Car acceleration if resistance forces don't exist

[Jurgen M]

Problem is that some members at stackechange who comment at special relativity tags, has different comment,answers then here, so it makes even more confusion for me.

 

[A.T.]

Problem is that some members at stackechange who comment at special relativity tags, has different comment,answers then here, so it makes even more confusion for me.

Relativistic mechanics is different, but you asked in the classical physics forum here.

 

[jartsa]

I need this confirmation.
Generally I see increase in power at rocket as "mathematical manipulation" , I don't see anything useful in real physical sense in it.

When an object with mass $m$ moves at speed $v$ it has non-physical "kinetic energy"
$1/2 mv^2$

So a fuel tank with mass million kg and speed million m/s has "kinetic energy" 500000000000000000 J. While its chemical energy is just 10000000000000 J.

Now, when that fuel uses its chemical energy to accelerate itself so that its "kinetic energy" decreases, then the decrease of the "kinetic energy" is a quite large number of Joules.

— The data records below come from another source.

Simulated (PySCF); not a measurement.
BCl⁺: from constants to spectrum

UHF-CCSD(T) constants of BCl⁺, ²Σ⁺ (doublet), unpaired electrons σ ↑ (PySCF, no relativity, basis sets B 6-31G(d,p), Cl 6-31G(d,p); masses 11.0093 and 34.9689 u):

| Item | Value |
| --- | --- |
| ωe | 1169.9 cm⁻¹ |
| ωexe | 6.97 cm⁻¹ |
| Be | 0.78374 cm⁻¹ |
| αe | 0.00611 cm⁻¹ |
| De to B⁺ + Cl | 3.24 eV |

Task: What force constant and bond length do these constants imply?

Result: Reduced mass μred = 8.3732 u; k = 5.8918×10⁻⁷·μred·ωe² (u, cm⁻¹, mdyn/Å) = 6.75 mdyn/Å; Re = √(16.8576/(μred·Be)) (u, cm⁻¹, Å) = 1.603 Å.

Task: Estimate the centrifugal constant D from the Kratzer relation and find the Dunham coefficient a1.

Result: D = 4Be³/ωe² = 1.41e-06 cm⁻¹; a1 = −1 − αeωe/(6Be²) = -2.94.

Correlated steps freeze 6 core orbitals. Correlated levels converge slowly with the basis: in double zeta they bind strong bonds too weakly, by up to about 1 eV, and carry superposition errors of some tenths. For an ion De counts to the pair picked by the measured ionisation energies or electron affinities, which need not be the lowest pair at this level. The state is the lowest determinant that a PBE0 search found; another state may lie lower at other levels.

While the fuel accelerates itself, it must push on something with some force. Now if that something is moving at speed million m/s and is pushed by force million Newtons, then that something is gaining "kinetic energy" at rate 1000000000000 Watts. Million megawatts.

Now where was I going with this? Oh yes, there was the huge decrease of "kinetic energy" of the fuel, and then there was the huge increase of the "kinetic energy" of the thing that the fuel pushed on. It's kind of like whenever there is a huge decrease of energy somewhere, then there must be a huge increase of energy somewhere else.

My point is that the frame dependent "kinetic energy" is quite a lot like real energy.

(To not to be unfair to kinetic energy, the frame independent kinetic energy of a spinning flywheel is perfectly real energy.)

 

[Nugatory]

Problem is that some members at stackechange who comment at special relativity tags, has different comment,answers then here, so it makes even more confusion for me.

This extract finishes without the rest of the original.